Much of the critique of the commercialisation of higher education focuses on the poisonous effect it has on academic life.
In the opening pages of their new book, Aspiring Adults Adrift, Richard Arum and Josipa Roksa, sociologists at New York University and the University of Virginia, respectively, set the scene with this narrative, which they say has undermined the “belief in a community of scholars and not a confederacy of self-seekers; the idea of openness and not ownership; the professor as a pursuer of truth, and not an entrepreneur”.
The authors, who won wide acclaim for their earlier book, Academically Adrift, do not disagree with this analysis, but argue that it focuses too much on the day-to-day experience of lecturers and professors, and not enough on the people for whom, as the market would have it, they now work: the students.
Administrators have shifted institutional emphasis from students’ academic and moral development to their personal growth and well-being
The consumerist approach, which few publicly endorse but many believe has been tacitly accepted by university leaders, is supposed to work for the student: they pay your wages, the argument goes, so you will make damn sure that you provide value for money – or face the consequences.
But Arum and Roksa argue that it has been a disaster for students, who, like frogs in a saucepan, have been sold a warm bath when in fact their intellectual curiosity and crucial elements of the teacher-student contract are being cooked.
“Educators have increasingly ceded their authority to students, and administrators have shifted institutional emphasis from students’ academic and moral development to their personal growth and well-being,” they write.
We hear more from Arum and Roksa in an in-depth interview this week, and their theme also ties in with our cover feature, in which Tom Palaima, professor of Classics at the University of Texas at Austin, extols the virtues of listening – really listening – in higher education.
Being present is not enough. Yet in an echo of the theme of Aspiring Adults Adrift, Palaima warns that “all the incentives in our systems of higher education…are structured now to promote an intensive self-absorption and self-mindedness”.
Who, then, benefits from the remodelling of higher education as we know it?
The staff? Few say so: author and professor of literature Marina Warner, writing in the London Review of Books last week, drew comparisons between the ethos emerging in many universities and Chinese communist corporatism “where enforcers rush to carry out the latest orders in an ecstasy of obedience to ideological principles which they do not seem to have examined, let alone discussed with the people they order to follow them”. The government? It’s hard to see how, when the switch to a high-fee system in the UK may cost more than the system it replaced. It must be the students, then?

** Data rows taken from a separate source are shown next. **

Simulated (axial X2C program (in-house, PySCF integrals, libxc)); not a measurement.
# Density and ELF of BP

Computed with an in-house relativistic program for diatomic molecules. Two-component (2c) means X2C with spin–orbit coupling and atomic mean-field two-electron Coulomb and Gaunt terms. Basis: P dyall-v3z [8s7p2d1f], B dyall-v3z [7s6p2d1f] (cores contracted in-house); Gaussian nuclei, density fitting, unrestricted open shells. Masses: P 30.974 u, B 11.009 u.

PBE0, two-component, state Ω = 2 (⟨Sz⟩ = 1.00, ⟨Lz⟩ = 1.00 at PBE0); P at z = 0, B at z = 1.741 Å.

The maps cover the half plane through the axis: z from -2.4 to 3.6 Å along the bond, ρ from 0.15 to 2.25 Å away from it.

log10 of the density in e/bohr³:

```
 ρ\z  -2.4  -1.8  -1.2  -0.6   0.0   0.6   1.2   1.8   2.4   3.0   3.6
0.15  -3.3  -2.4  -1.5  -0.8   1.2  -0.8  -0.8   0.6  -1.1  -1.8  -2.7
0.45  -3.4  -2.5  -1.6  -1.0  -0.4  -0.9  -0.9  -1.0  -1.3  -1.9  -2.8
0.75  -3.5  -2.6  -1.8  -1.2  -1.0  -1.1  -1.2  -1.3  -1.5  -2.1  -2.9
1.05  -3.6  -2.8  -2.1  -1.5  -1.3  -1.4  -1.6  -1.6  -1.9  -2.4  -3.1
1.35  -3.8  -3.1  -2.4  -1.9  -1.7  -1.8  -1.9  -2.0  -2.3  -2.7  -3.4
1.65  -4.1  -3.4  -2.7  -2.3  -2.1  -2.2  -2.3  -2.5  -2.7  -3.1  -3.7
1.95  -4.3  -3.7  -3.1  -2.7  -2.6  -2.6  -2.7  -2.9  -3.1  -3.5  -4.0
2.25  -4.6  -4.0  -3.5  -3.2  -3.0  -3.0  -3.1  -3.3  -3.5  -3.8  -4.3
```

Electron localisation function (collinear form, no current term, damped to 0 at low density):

The irony is that in the commercial world, the most-admired companies – the innovators and those that tend also to be the most successful – are almost always led by values, putting ideas and integrity ahead of short-termism and the most rapacious elements of commercial ideology.
Universities have all these things in spades, but many of their most passionate supporters are sounding the alarm. It would be foolish not to listen.